Massachusetts Supreme Court Gains First Out Lesbian Justice
A Massachusetts body has approved Supreme Judicial Court nominee Barbara Lenk to the bench, giving the state Supreme Court that opened the door to the first legal same-sex marriages in America its first openly lesbian justice.
The confirmation was sealed with a 5-3 vote by the Governor's Council, which only last week heard seven hours of sometimes openly hostile testimony about Lenk.
Some opponents were enraged that the nominee is an open lesbian who was able to marry her life partner in the wake of the 2003 ruling from the SJC. Some hinted that the fact that Lenk's family "benefited" from the ruling cast her nomination into doubt.
Others slammed Massachusetts Governor Deval Patrick for nominating yet another "first" to the bench, having previously nominated Justice Fernande R.V. Duffly (the first Asian-American to sit on the SJC bench) and Roderick L. Ireland (the SJC's first chief justice who is an African American).
"He just picks different groups, and this happens to be their turn," Council member Charles Cipollini said, an April 7 Associated Press article reported. "He's trying to satisfy everyone. He's satisfying the people who voted for him; let's put it that way."
During the course of Lenk's hearing, Cipollini hammered on the question of marriage equality, asking the nominee if she saw the issue as being legally settled in Massachusetts.
"I am tired of attempts by the court to redefine common words," Cipollini said, "especially those that we hold dear, like marriage." The councilor went on to ask, "Will the definition of spaghetti be next?"
"I believe that my decisions, along with the way I have conducted myself as a judge, reflect my commitment to the fair and equal treatment of all people under the law," Lenk told the chamber.
Cipollini used the hearing as an occasion on which to denounce the state's legislature for having prevented a ballot initiative on the rights of gay and lesbian families from going up to a popular vote. He asked Lenk how she would have dealt with the issue.
"I'm a judge, I'm not a legislator. I don't make decisions on public policy," Lenk reminded the chamber. "I make decisions on the cases that come before me."
Three members of the Governor's Council made it clear to individuals offering anti-gay testimony that they had no intention of allowing their decisions to be based on Lenk's sexual orientation, media sources reported.
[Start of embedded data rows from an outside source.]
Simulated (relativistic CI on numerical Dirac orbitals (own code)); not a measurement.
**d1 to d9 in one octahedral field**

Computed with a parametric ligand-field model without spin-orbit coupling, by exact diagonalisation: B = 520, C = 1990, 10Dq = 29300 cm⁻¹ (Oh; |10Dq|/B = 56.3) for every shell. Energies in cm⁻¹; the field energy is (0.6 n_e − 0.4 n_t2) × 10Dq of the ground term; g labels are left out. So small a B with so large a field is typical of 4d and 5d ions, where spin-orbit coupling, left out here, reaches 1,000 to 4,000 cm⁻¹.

One individual who offered such commentary to the Governor's Council seemed to so suggest that having an openly lesbian justice on the SJC would imperil children.
"This will be a clarion call to all that want to indoctrinate our children into homosexuality," Carlisle, Mass. resident Sally Naumann declared, according to an April 28 Boston Globe report. "How will we ever be able to say no to our children?"
"No" to what, exactly, was not explained in the Globe article.
Conservative newspaper the Boston Herald urged the council in an April 27 op-ed to "put its increasingly bizarre and often personal petty squabbles aside and conduct a hearing with a distinguished jurist nominated for an important job with the dignity that both deserve." But while the paper's op-ed, published under the title "Returning to dignity," came to seem predictive, its exhortations went unheeded.
"Detractors spoke mostly about sex," noted Boston Herald columnist Margery Eagan in an April 28 essay. "David Funnell of the Commonwealth Covenant Keepers [spoke] of 'bodily pleasures, unbridled sexual license' and the 'militant homosexual subculture elevating their shame to status.' "
But the shameful spectacle of the hearing was the work of Lenk's opposition, Eagan reported.
"At one point, the prose turned so wanton that Councilor Mary-Ellen Manning advised those under 18 to leave," the columnist recollected. "Then Manning delved into whether incest statutes cover homosexual activity."
The columnist marveled at the level discourse, questioning whether "these sessions [are] always XXX-rated?"
The incest question may have related to a case involving two brothers and a sister that had come before the appellate court where Lenk served for a decade and a half. At the time, the law did not define sexual congress between close male relatives as incest. Legislators have since revised the law.
Opponents may have hammered Lenk on controversial issues, but her supporters noted that she was more than qualified for the post.
"Bar Association leaders, former judges, and Lenk's former clerks wrote letters to the Governor's Council, saying Lenk's critics were inappropriately focused on her sexuality and ignoring her legal credentials," the Globe reported in a May 4 article on Lenk's confirmation. "They praised her as a woman of fairness, decency, and uncommon intellect."
In the end, Lenk's credentials convinced a majority of the council. "Lenk has 18 years' experience on the bench, a degree from Harvard Law School, and a doctorate in political philosophy from Yale," the Globe article noted. "Patrick nominated her to replace Justice Judith A. Cowin, who is retiring."
"I thank the members of the Council who concluded, as I did, that Justice Lenk's sharp intellect, vast experience, and deep sense of humanity will make her an outstanding Associate Justice of the Supreme Judicial Court," the governor said in a statement. "The people of the Commonwealth will be well served by having her extraordinary talents and wisdom join our highest court."